The need to relativise in debate

Simon Marshall

LESSWRONG
LW

The need to relativise in debate — LessWrong

Summary: This post highlights the need for results in AI safety, such as debate or scalable oversight, to 'relativise', i.e. for the result to hold even when all parties are given access to a black box 'oracle' (the oracle might be a powerful problem solver, a random function, or a model of arbitrary human preferences). Requiring this relativisation can often significantly change the complexity class associated with a given protocol and therefore the promise of a given method. We present a few examples of this change and the solutions required to restore the methods back to full power.

Goal: self-contained intuition

This is a purely expositional post describing some of the intuition for why we need relativisation to apply interactive proof techniques to AI safety, and what that does to the necessary proof systems. No new research results, but I previously hadn’t written this story down in a clean way, so now I have something to point to.

Interactive proof systems and IP = PSPACE

An interactive proof system consists of a verifier and one or more provers $P$ , such that the provers are trying to convince the verifier of answers to questions (formally, usually membership of strings $x$ in some language $L$ ). The simplest proof system is the non-interactive one: a single prover produces a proof string $y = P (x)$ , and the verifier checks the proof as $V (x, y)$ . This corresponds to the complexity class $N P$ .

There are more complicated proof systems, reaching much higher complexity classes. With polynomially many rounds of interaction, a single prover can reach the complexity class $P S P A C E$ , which is the celebrated result IP = PSPACE ( $I P$ = interactive proofs). However, this result requires re-coding the input problem as a statement about polynomials over finite fields, then using randomness to do polynomial identity testing in the finite field case. For example, if our $P S P A C E$ problem is the alternating Boolean circuit $\exists x_{0} \forall y_{0} \dots \exists x_{m} \forall y_{n} ϕ (x, y)$ where $ϕ (x, y)$ is a circuit, we form an interactive proof by replacing $x \land y \to x y, x \lor y \to 1 - (1 - x) (1 - y)$ , etc. (and doing some trickery to lower degrees, which I will ignore for this sketch). The prover then makes claims about what the summary polynomials are if we marginalise over some suffix of the variables. If the finite field is large enough, a single randomly chosen point gives us a lot of evidence about a summary being correct over the entire space, via the Schwartz-Zippel lemma.

Why we want relativisation ( ${I P}^{O} < {P S P A C E}^{O}$ )
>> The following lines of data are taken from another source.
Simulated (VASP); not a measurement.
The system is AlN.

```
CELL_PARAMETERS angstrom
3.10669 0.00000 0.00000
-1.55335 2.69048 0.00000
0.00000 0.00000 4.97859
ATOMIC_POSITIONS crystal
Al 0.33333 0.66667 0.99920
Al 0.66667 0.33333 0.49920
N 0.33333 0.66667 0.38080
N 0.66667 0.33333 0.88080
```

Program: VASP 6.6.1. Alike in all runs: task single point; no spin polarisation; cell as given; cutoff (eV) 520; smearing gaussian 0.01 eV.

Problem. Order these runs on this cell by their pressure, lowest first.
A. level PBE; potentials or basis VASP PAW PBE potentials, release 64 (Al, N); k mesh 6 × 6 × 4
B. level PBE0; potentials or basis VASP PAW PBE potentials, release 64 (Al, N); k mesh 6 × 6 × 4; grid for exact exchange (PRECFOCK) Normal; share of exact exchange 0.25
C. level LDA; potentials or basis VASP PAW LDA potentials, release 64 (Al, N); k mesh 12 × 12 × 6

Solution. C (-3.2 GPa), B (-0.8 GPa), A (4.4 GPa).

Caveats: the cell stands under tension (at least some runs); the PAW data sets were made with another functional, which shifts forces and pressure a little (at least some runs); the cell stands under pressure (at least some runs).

Unfortunately, this proof breaks down if we give both verifier and prover access to a certain random oracle; in this case, ${I P}^{O} < {P S P A C E}^{O}$ with probability one (w.r.t. to the choice of oracle). The reason is that we can no longer use finite fields: after the encoding, the verifier would be required to answer questions about $ϕ^{O} (x, y)$ evaluated at points corresponding to finite field elements, which requires evaluating the oracle at finite field points, and the oracle is not defined there. (A random oracle might be able to answer these questions too, but it is very unlikely that its answers will be consistent!) A sufficiently powerful prover can still do the summary calculations, but the interaction breaks down.

The reason this is relevant for safety is that our verifiers are humans, and humans look like oracles. We can ask humans questions, but we don’t see the human as a Boolean circuit, and certainly can’t lift the human up into finite field space. Thus, we arrive at this heuristic:

Relativisation heuristic: In order to be relevant for AI safety purposes, an interactive proof result must relativise. (This is mostly equivalent to saying we care about the behaviour of interactive proof systems w.r.t. to a random or generic oracle.)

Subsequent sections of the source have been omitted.